Archive for January, 2008

Lost

Making a decision may be tough sometimes and decisions might change one life forever.
- Cockroach

O level result will be release next week and I am really very lost now. I don’t know where to go for my next education, and most importantly I am not sure how well or badly I had done for O Levels. I haven’t been so stress ever since I completed my O Levels. I’m worry about my future, my plans, my family, my life. I’m afraid that the route I chose will not turn out what I want. I’m afraid that I would fail to provide a better life for my family and failed to make SGEduLab an even more meaningful place. Really, I’m scared. I have been thinking whether which route should I take, which one is better for me, which one would benefit the most for both my family and me. Weighting the pros and cons, I still can’t really decide…

No.

About?

Stay @ MI

Go to Poly…

 

End of 3 years…

If I stay in MI, at the end of 3 years, I may end up with both diploma and A Level cert if I applied for dual track program.

 

But also, if I cannot do well for A level, I would end up with nothing and go no where.

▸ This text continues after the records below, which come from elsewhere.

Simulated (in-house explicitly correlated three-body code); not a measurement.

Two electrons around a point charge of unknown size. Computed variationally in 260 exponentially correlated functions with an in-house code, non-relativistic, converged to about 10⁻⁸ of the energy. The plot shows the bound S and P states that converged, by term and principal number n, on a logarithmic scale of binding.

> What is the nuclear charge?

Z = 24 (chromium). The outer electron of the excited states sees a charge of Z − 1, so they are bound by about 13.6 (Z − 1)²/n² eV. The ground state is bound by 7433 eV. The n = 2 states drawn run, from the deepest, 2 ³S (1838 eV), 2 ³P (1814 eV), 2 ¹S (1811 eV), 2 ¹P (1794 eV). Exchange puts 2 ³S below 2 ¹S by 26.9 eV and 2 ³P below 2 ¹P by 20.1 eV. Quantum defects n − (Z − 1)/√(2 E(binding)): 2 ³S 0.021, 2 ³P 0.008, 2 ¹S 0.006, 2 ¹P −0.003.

Should I go poly, at the end of 3 years, I may end up with a diploma. And if I do well enough, I may get myself a place in the local university.

 

But that would also mean that if I cannot do well enough, I need to go overseas for my further studies.

 

Traveling…

It will take me about 1 hour 15 min to reach school by MRT; about 3 hours spend on traveling daily.

 

I must put in consideration of whether I could take it or not. After long hours of studying in school, do I have enough energy to travel from west to east again?

I can choose a poly near my house which is a walking distance of 10 to 15 min.

 

But we must bear in mind that I might not get into the poly I wanted to. I may get posted to a poly somewhere in the west too.

 

Studying…

Studying at MI can be quite stressful. With many things are base in theory and I’m forced to do something that I don’t like (for example GP), then everything seem to be like secondary school when we \”Don’t have a choice\”.

I would have a choice to study what I like (mainly computer or business). But the problem would be:

\”Am I qualify or not?\”

 

The Stress…

I must put into consideration of me able to handle the stress that coming towards me.

 

With personal life problems, family problems, growing up problems, am I able to handle all the stress well for the 3 years?

Polytechnic have stress too. Rushing to meet datelines of projects, exams and etc.

 

Am I able to handle to stress of projects datelines for 3 years?

 

The $$$…

Studying in MI could be cheap because it is a government school. However, it might not be the case if I chose the dual track program. For diploma, I must pay in cash which I doubt my family could afford it.

 

On other hand, I could receive ‘government benefit’ like public transport discount and Edusave scholarships and etc.

Studying in poly might buddle my family. Though school fees may paid by CPF, would I able to return the money back to my parent’s CPF? Would the daily expense of the family went up due to I have to pay adult fare for public transport?

 

The Life

I would be busy whole day mugging, reading, improving. I doubt I would have much life for myself and for my family and friends. I won’t able to take up part time work to help in family finance too.

Poly life could be easier and more relaxing one way or another.

 

I could even do part time teaching to give some little income to my family and myself.

So…. What to choose?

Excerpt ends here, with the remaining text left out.